The struggle for the soul of the International District

Before World War II, the population of this tiny, historical neighborhood just south of downtown Seattle was mostly Japanese. Today, the majority of its residents are Filipino, and many immigrants make it their first U.S. home. Most of the shops are Chinese-owned, but the most prominent store is a Japanese-American-owned grocery. In this moil of shifting populations and cultures, clashes over the character and identity of the neighborhood have intensified as it confronts development pressures from Seattle's burgeoning ---------------------------

Uwajimaya, the region's most prominent Asian grocery, next month will unwrap a dramatic replacement for its current Chinatown International District store, roofed with signature blue tiles and decorated with dragons.

But while some herald it as a symbol of a bright new economic future, others fear it signals the erosion of the neighborhood's traditional Chinese identity.

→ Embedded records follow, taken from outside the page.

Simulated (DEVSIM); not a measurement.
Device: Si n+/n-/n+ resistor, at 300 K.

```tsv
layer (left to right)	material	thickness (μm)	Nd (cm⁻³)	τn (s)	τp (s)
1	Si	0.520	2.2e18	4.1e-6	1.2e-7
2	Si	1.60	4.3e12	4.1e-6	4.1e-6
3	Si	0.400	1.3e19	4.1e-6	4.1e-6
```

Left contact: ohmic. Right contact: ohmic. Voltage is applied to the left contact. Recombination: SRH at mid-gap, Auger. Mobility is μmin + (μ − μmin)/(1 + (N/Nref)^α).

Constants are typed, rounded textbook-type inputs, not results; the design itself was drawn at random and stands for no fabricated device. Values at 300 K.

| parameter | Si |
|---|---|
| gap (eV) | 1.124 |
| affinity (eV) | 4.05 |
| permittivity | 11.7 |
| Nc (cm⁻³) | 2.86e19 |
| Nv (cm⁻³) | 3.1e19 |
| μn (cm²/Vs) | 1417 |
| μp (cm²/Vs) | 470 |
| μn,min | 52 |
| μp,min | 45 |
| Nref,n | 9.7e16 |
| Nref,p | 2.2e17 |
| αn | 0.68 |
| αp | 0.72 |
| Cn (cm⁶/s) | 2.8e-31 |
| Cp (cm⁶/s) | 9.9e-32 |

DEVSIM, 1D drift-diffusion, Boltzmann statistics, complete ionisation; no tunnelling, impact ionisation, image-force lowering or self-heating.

Uwajimaya Village, a retail-residential complex, will be twice as big as the old store, offering several restaurants and 176 apartments. It took over a block of South Lane Street, transforming it into a parking lot and pedestrian plaza.

That street closure sparked a land-use fight between village developers and those who want the street left open to traffic.

But this battle goes deeper, and pits the immigrant Chinese business community against one of the area's most prominent Japanese-American landmarks.

In one corner is Ruby Chow, restaurateur, former King County Council member and political godmother for the Chinese-American community, who has thrown her support behind the neighborhood's Chinese business owners.

In the other corner is Tomio Moriguchi, the well-connected, much-respected CEO of Uwajimaya, the grocery founded by his Japanese immigrant father 72 years ago.

They haven't talked to each other in years, and it doesn't look as if they will anytime soon since Chow and the Chinese/Chinatown Chamber of Commerce have sued Uwajimaya over the Lane Street closure.

Critics charge Uwajimaya shouldn't have been allowed to take one city block in a historic, compact neighborhood already being squeezed by development.

"Traditionally, the Chinese don't like to criticize other people. We're supposed to be humble," says Chow over coffee at her regular afternoon hangout, Yummy House, a cheery bakery across the street from Uwajimaya.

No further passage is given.